Girl power in India: simple changes lead to big differences

March 21, 2016

Written by Mara O’Brien James, Vice President of Organizational Effectiveness, CARE Canada

On a recent trip to our CARE India office, I had the pleasure of sitting with a young Indian girl named Swoti. Swoti is a member of a Girls Leadership Program that CARE is running in Bihar Province and her story deeply impacted me.

“My Aunt and Uncle said that she must marry. I told them that child marriage is illegal in India but they said that law doesn’t apply to us. I said that law applies to everyone, I learned that at school. My cousin should still be in school, not married. I told them that what they were doing was illegal and they started to change their minds. I also talked to my parents about it and I told my cousin, if they make you do this we can go to the police and they will help us. It is the law. Now my cousin is not married and the wedding is cancelled. I feel good about that.”

In many parts of India, empowering girls is not seen as important. Women and girls lack the resources and systems in place to be on equal footing with men and boys. One of the places this is most prominent is in the school system. CARE is working to change this.

In over 200 middle schools in Bihar province a gender transformation is taking place. Girls are learning they can be leaders.

“In the schools, through passive every day actions, girls were learning they came second to the boys in their school,” says CARE’s gender specialist, Dr. Renu Golwalker. “Girls were at a disadvantage in almost everything.” 

When I visited one school, I was told that the girls help prepare the school lunch every day. After the boys and girls ate, it was the girls who stayed behind to clean up. Girls weren’t participating in Student Parliament and so didn’t have any say in school decision-making.  Girls and boys also had separate gym classes because it was thought that the girls couldn’t keep up with the boys.

The school headmaster and staff were very open to change and saw the potential benefits to all of their students and thus began the Girls Leadership program.

“What CARE has done is taught us that simple changes can lead to a big difference in the way the girls and the boys think,” Headmaster Arwali explained. “Our Girls Leadership program has changed the way we think as teachers too. We ask ourselves why it that the girls are is expected to clean up after the boys. It is not right.”

Now though, may changes have taken place that will have lasting impact.

The school library now has a collection of books that celebrate strong women in Indian culture. Girls and boys now participate in gym class together and the girls report that they often win at games and races). The boys reported that the girls were good at gym and that helping the girls clean up the dishes was a good thing for them too.

And this year, the school elected a girl as the Prime Minister of their Student Parliament. Both the boys and the girls reported she was very good at her job.

CARE India’s project manager, Sumali, points out the benefits to the boys too.

“Child marriage, girls cleaning up the lunch dishes…none of these things are good for the boys either. When we stretch the boy’s thinking, we improve the situation for everyone.”

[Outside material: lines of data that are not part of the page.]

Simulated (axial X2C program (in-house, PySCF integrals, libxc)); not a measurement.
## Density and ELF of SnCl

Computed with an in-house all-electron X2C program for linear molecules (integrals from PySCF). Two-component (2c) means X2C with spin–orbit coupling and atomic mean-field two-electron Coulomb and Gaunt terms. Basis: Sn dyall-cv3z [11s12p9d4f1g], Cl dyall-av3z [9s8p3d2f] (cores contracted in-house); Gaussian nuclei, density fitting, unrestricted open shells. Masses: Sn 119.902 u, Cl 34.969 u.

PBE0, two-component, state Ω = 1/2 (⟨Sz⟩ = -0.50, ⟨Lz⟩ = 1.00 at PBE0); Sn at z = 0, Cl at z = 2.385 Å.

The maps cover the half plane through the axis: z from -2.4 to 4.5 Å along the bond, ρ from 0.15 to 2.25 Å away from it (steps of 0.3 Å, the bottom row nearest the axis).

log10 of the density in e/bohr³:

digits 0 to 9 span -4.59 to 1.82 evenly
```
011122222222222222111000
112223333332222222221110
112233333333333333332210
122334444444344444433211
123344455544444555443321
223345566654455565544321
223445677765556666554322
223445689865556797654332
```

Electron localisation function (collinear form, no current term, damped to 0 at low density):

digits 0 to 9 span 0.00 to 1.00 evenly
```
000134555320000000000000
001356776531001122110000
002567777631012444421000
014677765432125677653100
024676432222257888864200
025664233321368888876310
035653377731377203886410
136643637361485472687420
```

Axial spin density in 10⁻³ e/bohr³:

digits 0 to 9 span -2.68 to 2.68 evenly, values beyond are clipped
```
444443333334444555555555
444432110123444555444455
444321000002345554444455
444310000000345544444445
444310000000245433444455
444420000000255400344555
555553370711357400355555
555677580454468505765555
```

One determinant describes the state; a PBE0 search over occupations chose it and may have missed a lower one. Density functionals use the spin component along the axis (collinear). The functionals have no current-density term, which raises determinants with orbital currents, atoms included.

Both teachers and students are excited by the progress they’ve made.

“I don’t just think about this at school,” said one of the senior boys. “Now I also help my mother clean up after meals at home. I think about these things now.”

The school is expanding next year to accept even more students and the teachers say they are pleased that more girls and boys will be introduced to Girls Leadership programming.

CARE staff report that across the 200 schools in Bihar province, almost all of them are experiencing the exact same kind of transformative gender change. The CARE staff are very proud to be a part of this lasting change that will impact generations to come.

As for Swoti, she is a very active member of the Girls Leadership Club, which meets weekly and introduces the girls to gender equity concepts and thinking. When she finishes school, she says, she wants to be a police officer.